Open Design & Citizen-Centered Innovation at Tate Exchange 2019

Open Design & Manufacturing OD&M in collaboration with Digital Maker Collective at Tate Exchange 2019

A case study report about the EU Open Design and Manufacturing (OD&M) project at Tate Exchange, in association with the University of the Arts London (UAL) Digital Maker Collective (DMC) and Beta Society. Co-funded by the Erasmus+ Programme of the European Union.

Download the below report here: PDF icon OD&M x Tate 19_REPORT.pdf (1002.05 KB)

Report by: Chris Follows and Rosie Munro Kerr
Design by: Jorge García Redondo

Introduction:

Since September 2018 the Digital Maker Collective (DMC), a group of University of the Arts London (UAL) staff, students, alumni, have been developing a project titled ‘Beta Society’. The project aimed to establish an open and collaborative community to raise awareness and support greater diversity and equality of opportunity in technology, education and the arts.

Beta Society is a collaboration between the DMC and community/industry partners (see below))that supports projects exploring the impacts of technology on society. Working across public, private and industry sectors, it champions diversity and equality of opportunity in the technology industries, education and the arts.
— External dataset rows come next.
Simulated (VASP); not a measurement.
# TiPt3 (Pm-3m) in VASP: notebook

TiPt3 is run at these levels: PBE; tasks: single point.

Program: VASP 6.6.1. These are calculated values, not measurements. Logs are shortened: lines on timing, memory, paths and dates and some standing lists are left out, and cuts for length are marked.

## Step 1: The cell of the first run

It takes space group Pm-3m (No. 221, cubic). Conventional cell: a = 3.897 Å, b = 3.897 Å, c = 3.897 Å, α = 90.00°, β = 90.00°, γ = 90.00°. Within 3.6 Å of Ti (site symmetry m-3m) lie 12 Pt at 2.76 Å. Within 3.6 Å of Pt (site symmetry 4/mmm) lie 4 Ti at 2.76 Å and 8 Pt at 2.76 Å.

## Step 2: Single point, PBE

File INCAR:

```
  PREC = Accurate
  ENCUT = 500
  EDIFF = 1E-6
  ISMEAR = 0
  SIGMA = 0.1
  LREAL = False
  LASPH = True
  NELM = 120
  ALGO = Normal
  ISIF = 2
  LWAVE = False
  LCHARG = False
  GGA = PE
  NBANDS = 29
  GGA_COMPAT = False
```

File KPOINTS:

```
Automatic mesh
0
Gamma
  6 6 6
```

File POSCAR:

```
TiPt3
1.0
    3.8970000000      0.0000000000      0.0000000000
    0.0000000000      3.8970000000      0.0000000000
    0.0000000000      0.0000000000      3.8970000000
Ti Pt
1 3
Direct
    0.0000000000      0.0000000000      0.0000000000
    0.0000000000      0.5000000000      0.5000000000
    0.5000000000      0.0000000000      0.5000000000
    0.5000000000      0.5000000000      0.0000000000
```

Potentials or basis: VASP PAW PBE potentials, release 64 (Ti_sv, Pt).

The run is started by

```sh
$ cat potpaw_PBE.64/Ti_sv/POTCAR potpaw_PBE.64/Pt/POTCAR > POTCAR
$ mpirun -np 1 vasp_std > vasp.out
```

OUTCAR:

This case study highlights the contribution of the Open Design and Manufacturing Project to the development of Beta Society and the launch event at the Tate Exchange (5-10 March 2019). Beta Society has been developed in collaboration with the following partners:

OD&M project collaborators

  • UAL Digital Maker Collective, staff, students and alumni, University of the Arts (UAL)
  • MA Industrial Design, Central Saint Martins
  • Open Design and Manufacturing (OD&M) Project, EU funded knowledge alliance

Social community organisations

  • Child Rights International Network (CRIN) A creative think tank that supports dynamic perspectives on human rights, specifically focussed on child rights and environmental impact.
  • Lionheart in the Community A social organisation based in Loughborough Junction that empowers local communities through sport, apprenticeships and International Youth Exchange.
  • Black Thrive A partnership for black well being, addressing systemic issues which contribute to poor mental health outcomes for people from black communities.

Industry collaborator

  • Happy Finish An innovative creative production studio specialising in retouch, CGI, XR, AI, Motion VFX and animation.

Tate Exchange

  • An experimental space for collaboration and discovery through art. Located in the Tate Modern, London. The DMC is a founding associate of Tate Exchange.

Aims and Objectives

The focus of the week’s activity was collaborative and based on a process of exploration. As such, specific expectations and intended outcomes of the event were undefined prior to the event.
Beta Society event partners including OD&M and Digital Maker Collective all broadly shared the same aims for the Tate Exchange event:

  • Engage the public in open debate and activities which explore impacts of technology on society
  • Build networks and partnerships through collaborative activity.
  • Gain better understanding and perspectives of socially engaged practice
  • Interrogate barriers to educational access and develop steps towards equality of opportunity
  • Explore practices of open design and citizen centered innovation in response to societal challenges.
  • Create and test spaces and processes for initiating open discussion, debate and exploration of ideas.
  • Relate ideas and themes explored to [each partner or participant’s] research endeavours.
  • Establish an open, creative and socially engaged community - consisting of students, education and technology sectors, social think tanks and the public - for further collaboration and action.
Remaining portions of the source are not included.